The Android Neural Networks API (NNAPI)) is an Android C API designed for running computationally intensive operations for machine learning on Android devices. NNAPI is designed to provide a base layer of functionality for higher-level machine learning frameworks, such as TensorFlow Lite and Caffe2, that build and train neural networks. The API is available on all Android devices running Android 8.1 (API level 27) or higher.
Android provides not only NN API, but also tflite architecture. Different frameworks have different acceleration performances for different model architectures. Fortunately, the APIs used in APP Layer are all the same except only one parameters(--use_nnapi=true)
Rokid has integrated NPU hardware into Android frameworks, in order for user in APP Layer to use it by the standard NNAPI. For specific development API operations, see Android NN API
Based on official introduction of Android NNAPI, you can convert your model to a 'tflite' model according to the following steps. The Android NN frameworks will decided whether to run tflite arch or NNAPI framework according to the user APP parameters. Emphasized to say, both of them run model using 'tflite' format.
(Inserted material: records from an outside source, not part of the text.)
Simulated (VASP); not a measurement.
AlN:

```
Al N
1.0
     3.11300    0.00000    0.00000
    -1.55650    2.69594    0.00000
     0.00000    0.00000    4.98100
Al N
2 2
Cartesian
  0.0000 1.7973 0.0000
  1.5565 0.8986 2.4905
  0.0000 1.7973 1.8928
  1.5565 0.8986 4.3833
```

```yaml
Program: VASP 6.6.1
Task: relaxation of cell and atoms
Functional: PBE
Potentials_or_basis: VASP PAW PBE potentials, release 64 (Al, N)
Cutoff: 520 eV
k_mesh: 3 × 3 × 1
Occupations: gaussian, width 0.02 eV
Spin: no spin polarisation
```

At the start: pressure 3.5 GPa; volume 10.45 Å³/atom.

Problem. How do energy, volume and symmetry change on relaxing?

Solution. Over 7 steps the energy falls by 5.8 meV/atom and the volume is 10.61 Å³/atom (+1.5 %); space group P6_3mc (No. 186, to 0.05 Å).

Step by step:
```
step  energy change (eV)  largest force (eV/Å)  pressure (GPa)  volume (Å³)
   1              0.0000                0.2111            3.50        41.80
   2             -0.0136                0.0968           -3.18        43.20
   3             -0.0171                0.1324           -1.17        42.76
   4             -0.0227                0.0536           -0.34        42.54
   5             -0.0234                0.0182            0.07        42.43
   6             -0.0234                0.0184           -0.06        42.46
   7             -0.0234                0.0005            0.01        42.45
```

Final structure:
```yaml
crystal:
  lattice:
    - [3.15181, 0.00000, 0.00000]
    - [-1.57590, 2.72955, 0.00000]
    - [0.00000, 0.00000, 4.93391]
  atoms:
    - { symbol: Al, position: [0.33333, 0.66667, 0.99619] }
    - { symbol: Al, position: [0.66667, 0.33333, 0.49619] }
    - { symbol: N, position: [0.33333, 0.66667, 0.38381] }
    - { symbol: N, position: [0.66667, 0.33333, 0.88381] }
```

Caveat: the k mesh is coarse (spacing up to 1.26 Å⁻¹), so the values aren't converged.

- Convert your private model to TFLite model according to standard Android description.
Click on the URL https://www.tensorflow.org/lite/performance/measurement, and download the executable program named "android_arm_benchmark_model" under the section heading "Download or build the binary".
Push the TFLite model and the program "android_arm_benchmark_model" to the path "/data/local/tmp" in the device.
Enter the path "/data/local/tmp" in the device: adb shell; cd /data/local/tmp
Execute the program: ./android_arm_benchmark_model --num_threads=1 --graph=model.tflite --use_nnapi=true
Notes for the parameters: --graph: Path to the TFLite model file; --use_nnapi: Specifies whether to switch on the nnapi agent (set to "true" to switch it on)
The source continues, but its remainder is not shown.